I heaved open the heavy, metal door that led down to the basement. As it swung closed behind me, hot, angry tears spilled down my cheeks.


Where are you from? Tell us a little about yourself!

I am the middle child of five sisters. I was born in the small town of Fort Saskatchewan, Alberta and recently lived with my eldest sister on a hobby farm in the remote Kootenay mountains of British Columbia. Currently I live in BC’s Fraser Valley in a household of women spanning two generations of family with a collection of cats and a teacup Chihuahua affectionately known as Rat Baby.


Tell us about your book? How did it get started?

The book I have out now, The Still Life of Hannah Morgan, is a contemporary romance about a young woman struggling to come to terms with her desire to live her life as an artist, the need to please her mother and her journey to find love. The story explores themes of love, loss, friendship and the quest to create an authentic life.


What inspires and what got you started in writing?

It wasn’t until I was an adult that I realized not everyone walked around daydreaming storylines or went to sleep each night going over dialogue from make-believe characters. I spent my entire childhood and adolescence creating stories in my head until, as an adult, I found the courage to put pen to paper.

In my late thirties, I was entertaining friends with a story when my eldest sister suggested I start writing them down. It was if I needed someone close to me to give me permission to explore that creative side of myself and since then I’ve never looked back. It is such a joy and relief to have an outlet for all the characters and storylines that pop into my head.


Where do you write? Is there something you need in order to write (music, drinks?)

When I write, I need quiet and as few distractions as possible. I don’t have an office so I write using my laptop where ever I can. Right now I have an old pine table in my bedroom that serves as my writing space.


As far as the process itself, I usually do a general outline written on lined post-it notes plastered to the wall next to my writing table. As I finish a chapter I replace the general outline notes with the actual details of each chapter so that I have a quick visual of what took place, which characters appear in each chapter and the date and time each chapter takes place.


When I first begin a novel the inspiration comes from the excitement of capturing the idea on paper. As the processes moves forward and I’m in the middle of a project it is perseverance and a commitment to my writing that keeps me glued to my chair especially on days when the writing isn’t coming easily.


What do you like to read?

I don’t have a favorite genre, I read everything. What’s more important to me is a well-crafted story, intriguing and flawed characters and beautiful language.
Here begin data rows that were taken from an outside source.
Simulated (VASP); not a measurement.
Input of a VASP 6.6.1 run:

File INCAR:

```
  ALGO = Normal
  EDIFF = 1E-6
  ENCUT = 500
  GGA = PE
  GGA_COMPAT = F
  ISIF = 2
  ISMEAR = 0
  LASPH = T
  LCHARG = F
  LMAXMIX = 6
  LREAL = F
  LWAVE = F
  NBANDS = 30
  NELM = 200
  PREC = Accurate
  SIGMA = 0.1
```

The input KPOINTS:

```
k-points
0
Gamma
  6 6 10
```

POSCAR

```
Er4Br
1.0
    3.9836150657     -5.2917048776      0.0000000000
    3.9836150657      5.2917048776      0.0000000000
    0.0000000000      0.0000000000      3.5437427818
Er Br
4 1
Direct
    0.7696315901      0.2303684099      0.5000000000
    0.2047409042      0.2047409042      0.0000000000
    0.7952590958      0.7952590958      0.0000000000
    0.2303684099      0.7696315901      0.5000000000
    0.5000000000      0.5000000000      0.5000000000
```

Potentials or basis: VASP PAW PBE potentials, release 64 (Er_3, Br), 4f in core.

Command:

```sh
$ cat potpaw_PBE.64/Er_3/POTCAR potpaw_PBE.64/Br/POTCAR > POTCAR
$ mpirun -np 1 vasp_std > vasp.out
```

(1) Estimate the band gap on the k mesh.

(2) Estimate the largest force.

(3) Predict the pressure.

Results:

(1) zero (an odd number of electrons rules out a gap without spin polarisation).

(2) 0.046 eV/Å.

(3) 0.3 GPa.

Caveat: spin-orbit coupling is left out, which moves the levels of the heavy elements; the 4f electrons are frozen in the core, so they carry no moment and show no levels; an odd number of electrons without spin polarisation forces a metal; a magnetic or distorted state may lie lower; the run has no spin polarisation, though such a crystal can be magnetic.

What would your advice to be for authors or aspiring in regards to writing?

Read as many different types of books but not just for pleasure. Read critically and ask yourself, why did a particular book hook you? What made this book difficult to put down? Were the characters believable? Did you feel invested in the story?


Other advice would be to write as often as you can, develop a thick skin and create a strong support system around you.







The Handwritten Word


I wrote my first novel in long-hand in a plain coil scribbler and later transcribed it on my clunky PC that lived in the basement office. A decade later even though I have a skookum laptop, I still use notebooks as part of my writing process. Invariably I have three notebooks on the go at any given time each with its own purpose.

One is for my personal journal. My writing routine includes a morning date with my journal to get out all the random things pinging around my brain. For me it is the most effective way of gearing up to focus on my current WIP. Three pages of personal writing clears the mental decks to allow the story full reign in my thoughts.

The second notebook I use them for new story ideas that I don’t want to forget but don’t have time to explore, character sketches and blog post topics.

And the third scribbler I use for my current work when I come up against a plot problem or the characters’ motivation seems a little murky. I simply write down questions and answers with no attachment to whether the answers fit the problem. And more often than not, I come up with the solution, or find where I am pushing a character to do something they wouldn’t do.

Cursive writing; connecting my thoughts through my hand to the page creates a magick allowing possibilities to emerge that I wouldn’t have found stabbing away at my keyboard.

Recently there has been debate in both the US and Canada whether to scrap cursive writing instruction in schools. Proponents believe this mode of communication is no longer relevant in an age of texting and keyboarding. Arguments for the other side reveal that cursive writing is more than just a means of putting words on paper.

A recent article by William Klemm, D.V.M., Ph. D, professor of Neuroscience at Texas A & M University for Psychology today addresses the importance of cursive writing and its positive effects on brain function.

In the case of learning cursive writing, the brain develops functional specialization that integrates both sensation, movement control, and thinking. Brain imaging studies reveal that multiple areas of brain become co-activated during learning of cursive writing of pseudo-letters, as opposed to typing or just visual practice.

Other research highlights the hand’s unique relationship with the brain when it comes to composing thoughts and ideas. Virginia Berninger, a professor at the University of Washington, reported her study of children in grades two, four and six that revealed they wrote more words, faster, and expressed more ideas when writing essays by hand versus with a keyboard.[4]

There is a whole field of research known as “haptics,” which includes the interactions of touch, hand movements, and brain function.[5] Cursive writing helps train the brain to integrate visual, and tactile information, and fine motor dexterity.

So what I felt intuitively about the power of hand writing to unlock ideas and engage the whole brain to a problem and its solutions seems to be backed by science.

Is cursive writing an archaic method of communication whose time is past or is it a necessary link to developing all our mental capacities?

Will the next generation of writers who haven’t been taught the most basic skill of hand-wrought words be able to generate ideas and feelings in the same degree as past generation of the pen enabled?

In the future, will novels be written in an abbreviated language of texting and twitter posts and if so will they be able to convey deep emotions and complex ideas? Is eliminating cursive writing just the next step in our evolution as a species? Or will something of our humanity be lost without it?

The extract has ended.